My goodness! That does seem to be an arrogant claim, particularly around the literature departments of the modern university. But it is an accurate observation. Much of our day revolves around oral communication. In a way so much of that interaction is changing through the use of technology, or at least the use of gadgets that technology has introduced to society at large. Still, if one ha small children one does not text them to eat their carrots while both parent and child are sitting at the dinner table. Now there are a number of books that detail the various theories of why language evolved and I really do not wish to run through that discussion, it’s up to you to do your own research. Language allows us to do a great many things that those animals who do not have language or as rich a process for communication as human language can do for themselves. For one, we gossip, that is we inform on each other like there was no tomorrow. That was a very useful survival technique and allowed us to identify the leeches in our midst. I don’t groom you unless you groom me and it better be an even close to even in the exchange, as we did not have watches and other timekeeping devices. An even exchange is a perception and not an exact measurement. But then so is a rule of thumb.
Now none of us ever called out, “Hey John, there is a lion forty yards to your left, about north by north north west.” We had yet to measure distance to any exact standard and certainly boxing the compass would come later, much later. But if we yelled, “Lion!” Then everyone would look around and verify the presence of a predator and the proximity to his own position. So outside of yelling “Lion” and “scratch my back and I’ll scratch yours.” We needed more to talk about. David is always eating his fill before revealing that choice bunch of bananas. Joan is sneaking around with that sleazy William right behind the leaders back. You can’t trust Linda, all she wants is her back scratched but she never returns the favor. Gossip has great value as information in our dad to day lives. But we exchange other information as well. Hey Gus, what kind of mood is the leader in? Pissy, ok, I’ll stay clear of him today. And some information is not always transmitted by word of mouth. “Well, hello, beautiful, look who’s in heat!” Of course the point is that no one ever passed notes instead of utterances, so writers have not been with us long. If the best you can type is sixty words a minute and I can hear and clearly perceive your meaning at two hundred words a minute then clearly typing takes too long. On the other hand if I can read 400 words a minute (the standard for high school academics) then I can read at least twice as fast as I can hear providing what I read is not terribly time sensitive. By the time I can write the note: hey George, lion to your left, George is already a fast food meal.

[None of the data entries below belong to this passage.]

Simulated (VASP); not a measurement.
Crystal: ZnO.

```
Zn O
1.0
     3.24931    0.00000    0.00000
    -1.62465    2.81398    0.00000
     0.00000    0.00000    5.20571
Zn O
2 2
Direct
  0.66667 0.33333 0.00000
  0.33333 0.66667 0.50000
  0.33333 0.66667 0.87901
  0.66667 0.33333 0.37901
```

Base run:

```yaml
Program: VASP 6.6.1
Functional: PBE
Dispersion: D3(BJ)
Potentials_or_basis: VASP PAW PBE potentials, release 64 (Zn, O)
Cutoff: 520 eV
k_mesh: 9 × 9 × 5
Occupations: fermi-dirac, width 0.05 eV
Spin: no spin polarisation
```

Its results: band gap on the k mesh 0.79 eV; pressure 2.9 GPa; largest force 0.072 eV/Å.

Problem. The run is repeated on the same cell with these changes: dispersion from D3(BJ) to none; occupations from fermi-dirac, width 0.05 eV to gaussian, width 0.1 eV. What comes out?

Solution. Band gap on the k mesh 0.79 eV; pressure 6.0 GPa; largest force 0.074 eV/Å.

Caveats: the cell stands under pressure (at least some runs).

So how did writing come about? Did the big boss say one day,”I want a written record of everything in the camp.” What’s a written record, boss? No, we sort of backed into it. Being social animals we like to exchange pleasantries and information and occasionally some nostalgia. Hey, remember George? You know, that blond guy who was eaten by the lion last month. I was just remembering something funny he once said about his fear of being eaten by lions. Oh god, it’s cold this winter. Last winter was much warmer than this. What do you mean last winter was colder? I tell you, it’s this winter. Let’s go ask Sheafer, I bet he wrote it down with his new writing device. Pretty soon we start talking about how great the wife looked before she had the twins and how grandpa could tree a bear with just a sharp stick. A all those stories we tell because there is not radio or television to take our minds off reality. Well, children do beg for bedtime stories, and lots of them. You try getting a three year old to sleep with just one story. And hey, you better tell it right. We are story tellers, not kangaroos in the outback nibbling on grass and hiding our children in our pouches. We play the digger-do and sing, too. We like attention, that’s why we tell stories. But what is better than attention is listening to a good story teller. Our minds just drift off and conjure up all the required details as the story teller find in the actions and descriptions. I mean, we’re lazy, too. It takes time to remember all those stories everyone asks to hear, and you better tell them right. Writing takes time and effort and we have to do so much more work delivering imagination to those too damn lazy to do it for themselves. Right? Of course we all must take turns telling our individual stories even when they all sound alike.
So we come up with this thing called writing, a new technology complete with its high priests. Say, let’s make the word order direct object, except on Wednesday, subject but plural if there are five or more, and verb, if we have any energy left. Oh, and it’s i before e except after c. Well, how should I know, we haven’t written a dictionary yet. So just like oral expressing, talking, that is, we write for all those very same reasons. The difference is that when we give an oral presentation our feedback is immediate. With writing, well, that is a black hole. How many readers will tell you that your worksucks? Writing is a retail experience. That is, you never know if you are losing customers and why unless you ask them. “Tell me, John, what would you give my book?” “I’d give it away!” Who will read this article? I really don’t know. If it does get read, or at least viewed, then I get a one stroked on the side. But unless yiu comment I really won’t know what you think. And that’s why writing is a second rate activity.